Part of York County is growing. Part isn’t. Can both agree on what to do about it?

Areas of York County growing at a rapid enough pace to put impact fees on the table won’t get to decide whether to charge those fees. At least not by themselves.

Parts of the county — Fort Mill, Tega Cay, Lake Wylie — are growing seemingly by the day. Others aren’t. Which leaves county leaders with questions when it comes to one of the main ways of addressing the cost of growth.

“It is a part of what we’ve all said, (that) growth management is a big thing for the county and we need to look at all the options and the tools,” said York County Councilman Robert Winkler, who represents York and surrounding areas. “But I do have questions about it, and I’ve had some of my constituents address some of their concerns with me.”

Costs associated with growth include maintaining existing roads and building new ones, police and fire protection services and public education, among others.

Chairman Britt Blackwell, who represents the Rock Hill area, said he gets impact fees as a discussion for the eastern half of the county.

“I agree 100 percent the town of Fort Mill, this really about the only option they have,” he said. “I mean I don’t see that they have any other option.”

But the county is bigger than its eastern half.

“The only other section that would even seem logical to me would be maybe some of the Lake Wylie area. And that’s it, in my mind. Certainly the south side of the county, around York, western half, would make no sense.”

In November, council picked a Maryland-based consultant to come in and study possible impact fees. Development impact fees are charges on new construction. The idea is for incoming community growth to foot more of the bill for public services it will then require. When the Fort Mill school district asked to up its existing $2,500 per home impact fee, the county saw an option to study both theirs and the school district concern.

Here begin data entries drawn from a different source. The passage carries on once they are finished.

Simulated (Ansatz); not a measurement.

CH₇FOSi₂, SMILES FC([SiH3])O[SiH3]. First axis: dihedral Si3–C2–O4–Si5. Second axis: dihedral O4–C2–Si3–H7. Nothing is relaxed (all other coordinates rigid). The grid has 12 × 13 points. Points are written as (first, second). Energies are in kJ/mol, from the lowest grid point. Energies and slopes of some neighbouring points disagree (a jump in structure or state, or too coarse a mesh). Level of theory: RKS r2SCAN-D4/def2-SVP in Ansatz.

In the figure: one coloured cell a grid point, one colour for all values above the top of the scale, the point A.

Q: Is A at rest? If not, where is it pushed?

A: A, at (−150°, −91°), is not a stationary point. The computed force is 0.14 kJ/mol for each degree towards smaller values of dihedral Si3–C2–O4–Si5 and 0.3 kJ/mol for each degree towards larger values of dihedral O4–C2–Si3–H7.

At its Feb. 5 meeting, council approved spending $95,000 for its part of the combined study, along $55,860 the school district will reimburse for its share. Blackwell said he didn’t want to spend almost $100,000 on a study he would then just vote down, something he sees as a possibility if impact fees can’t be area-specific.

Council William “Bump” Roddey represents part of the Rock Hill and more rural areas. Where he wouldn’t expect growth to impact the county like it does in Fort Mill, Tega Cay and Lake Wylie.

“I don’t think the impact will be the same,” Roddey said.

People looking to build in his district could have a hard time with impact fees blanketed countywide.

“Why wouldn’t I pay less if I have a smaller impact on the area?” Roddey said. “That’s going to be a tough one to crack there, to be fair and equitable.”

Councilman Michael Johnson serves the Fort Mill and Tega Cay areas. The county can’t solve the growth puzzle, he said, until leaders know their options. Starting with money for the study.

“This is going to be a tool that I’m going to use to make a determination on whether or not we need impact fees,” Johnson said. “This is not a predetermined impact fee.”

Johnson, along with Councilwoman Allison Love, who represents Lake Wylie and Clover, said parts of the county that aren’t exploding now might still want to take a hard look at impact fees.

“If you’ve been in Fort Mill, Tega Cay lately, we deserve the opportunity to make sure that’s not recreated all over this county,” Johnson said. “And this may be the tool to stop that.”

Love said high-growth areas would have been better served talking impact fees before they exploded.

“It’s critical to start as early as you can with impact fees,” she said. “Not wait until it’s totally built out and you’re done, and all the people have gotten their foot in the door and then you start trying to put impact fees as a last resort. I hate that Fort Mill didn’t do something earlier.”

She sees it in her district. As Lake Wylie fills, Love said, growth will make its way to Clover.

“We are very impacted by development, and our roads, everything,” she said of Lake Wylie. “The school hasn’t cried out for help yet in Clover, but they will. I think the study will tell us. It’s the fork in the road, and it will tell us which way to go.”

Council members Chad Williams and Christi Cox served wide areas, from high population centers in Fort Mill to more rural spots near Rock Hill. Williams said council has been talking for some time about growth management, and it’s time to at least study it in detail.

“It’s all about making growth pay for growth,” he said. “It’s not punitive. It doesn’t discourage growth. But if you have an impact on our water and sewer, then the growth pays for that impact rather than the citizens. So I think it’s a good idea to study it. I think we owe it to our citizens.”

Cox takes the same view. Council set growth management as its top goal this year for a reason.

“We definitely owe it to our existing residents to look at this and to make sure we’re not forcing them to pay for costs that developers put on the community by what they’re building, and I do think we need to let this expert do their job and look at the situation and give us recommendations,” Cox said.

The county planning commission will work with the consultant, at least through April, ahead of a formal recommendation to council. Council ultimately decides whether impact fees are charged, where, for what uses and at what rate.